The great castles and fortresses that line its banks from Austria to the Balkans are a reminder of man’s attempts to tame the river. But the devastating floods show that while empires rise and fall, the Danube remains eternal.
Since man first settled on its banks the river has formed a natural frontier. The Romans found its fast-flowing waters an effective frontier against the barbarian hordes during the 1st century AD.
Each of the cities and countries through which it flows has been shaped by the river, and its 1,770 miles (2,850 kilometres) link a diverse continent by more than geography.
The Danube is the continent’s largest river after the Volga. It begins in the Black Forest in Germany and flows through, or touches, ten countries before spilling into the Black Sea. There are rumours of buried emperors’ palaces – and hints of treasure – in the islands that dot the river around Budapest, the Hungarian capital.
In his magisterial work Danube, the Italian writer Claudio Magris records the legend of Jason and the Argonauts sailing down the river, heading for Colchis, now in western Georgia, across the Black Sea, bearing the Golden Fleece. The Danube also marked the border between the AustroHungarian and Ottoman empires: Belgrade, the capital of Serbia, was for centuries an important Ottoman city, the northernmost point of “ Turkey-in- Europe”, while the village of Zemun, on the other side of the river, marked the start of Habsburg territory. Today the two settlements are united in one city.
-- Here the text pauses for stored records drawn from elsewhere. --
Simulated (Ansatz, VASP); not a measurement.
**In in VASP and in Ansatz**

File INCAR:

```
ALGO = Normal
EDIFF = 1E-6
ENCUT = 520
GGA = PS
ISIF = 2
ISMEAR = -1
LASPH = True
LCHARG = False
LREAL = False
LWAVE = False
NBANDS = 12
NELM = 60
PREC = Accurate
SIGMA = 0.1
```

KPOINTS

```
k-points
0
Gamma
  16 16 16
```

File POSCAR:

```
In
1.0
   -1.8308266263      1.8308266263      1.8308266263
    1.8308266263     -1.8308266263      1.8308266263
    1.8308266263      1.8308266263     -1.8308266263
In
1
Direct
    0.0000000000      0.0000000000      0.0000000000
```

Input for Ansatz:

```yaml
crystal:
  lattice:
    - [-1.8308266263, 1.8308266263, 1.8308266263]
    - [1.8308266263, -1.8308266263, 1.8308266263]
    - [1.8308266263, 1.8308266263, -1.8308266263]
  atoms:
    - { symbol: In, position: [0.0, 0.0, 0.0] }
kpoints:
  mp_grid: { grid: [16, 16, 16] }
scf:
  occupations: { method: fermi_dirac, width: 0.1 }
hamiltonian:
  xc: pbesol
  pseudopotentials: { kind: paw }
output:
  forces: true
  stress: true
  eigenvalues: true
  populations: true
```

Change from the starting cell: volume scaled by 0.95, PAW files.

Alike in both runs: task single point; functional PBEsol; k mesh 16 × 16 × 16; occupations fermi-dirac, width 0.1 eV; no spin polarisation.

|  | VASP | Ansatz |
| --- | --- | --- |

The river has traditionally marked the route east, onwards to the Mediterranean and the Holy Land. The Crusader king Richard the Lionheart was captured at the end of the 12th century and imprisoned by the Duke of Austria at Schloss Durnstein, above the river.
Its power has also inspired writers and composers. Johann Strauss wrote The Blue Danube while travelling down the river, although its waters are usually grey or brown. The music became the defining tune of the Austro-Hungarian Empire. Vienna has an ambiguous relationship with the river. Unlike neighbouring capitals, the Danube does not flow proudly through the centre. The paradox of Vienna is that a city that considers itself the most western of capitals is Europe’s gateway to the east, through the Danube most of all.
Bratislava, capital of Slovakia, has no such doubts. The New Bridge, which spans the river, dominates the city centre skyline. Much of old Bratislava was demolished to make way for the 1960s monument to Soviet-era gigantism. But, while communist architecture remains, Slovakia is changing rapidly. To the chagrin and disbelief of the neighbouring Viennese, who long looked down on Slovaks as country cousins, Bratislava is booming.
A tram once linked Vienna to central Bratislava, or Pressburg as it was known during the Austro-Hungarian empire. Now transport is again revitalising the city. Budget airlines make its airport a cheap alternative to Vienna and the once-dilapidated communist-era port is becoming a regional transport hub.
The Danube has also been a grave.
In Budapest a small, poignant sculpture stands by five-star hotels alongside the Corso, the riverbank pedestrian zone. A row of shoes, cast in metal, commemorates the Jews who were taken there at gunpoint in the winter of 1944, ordered to stand facing the waters tied together, before being gunned down into its depths by the Hungarian Arrow Cross Nazis.
In comparison to Leningrad and Stalingrad, historians have paid little attention to the siege of Budapest that lasted from late 1944 to February 1945. By early 1945 the river marked the border between liberation and subjugation, as the Soviet army pounded the last redoubt of the SS in Buda castle from the city’s Pest side, before the SS finally surrendered.
Less than 50 years later, the Danube once again echoed to the sounds of war.
The Danube forms part of the border between Croatia and Serbia and control of the waters was a strategic imperative. The pretty baroque Croatian town of Vukovar was once an important trading post on the river. But it became a byword for destruction as Serb gunners pounded it throughout the autumn of 1991 before the city fell in November. A cosmopolitan riverside society of Croats and Serbs, Hungarians and Germans has now vanished in the rubble.
The Turkish island of Ada Kaleh — Island Fortress — has also vanished under the waters during the construction of a hydroelectric power station by the Iron Gates gorge that separates Serbia and Romania. The island was conquered and reconquered by the Turks and Austrians. It was home to Sufi mystics and smugglers.
History and geography have ensured that the Balkan nations of Serbia, Romania and Bulgaria have been worst hit by the floods. It has left them with the legacy of communism: weak central governments, poor infrastructure and under-funded national agencies that have been overwhelmed by the devastation.
Geography, too, has played an important role: in its upper reaches in Germany, Austria, Slovakia and Hungary, the Danube is manageable, even at flood-tide.
But now, in Serbia, Romania and Bulgaria, the river is miles wide and seems beyond the power of man to control.
The Blue Danube is now a threat to the homes and livelihoods of many.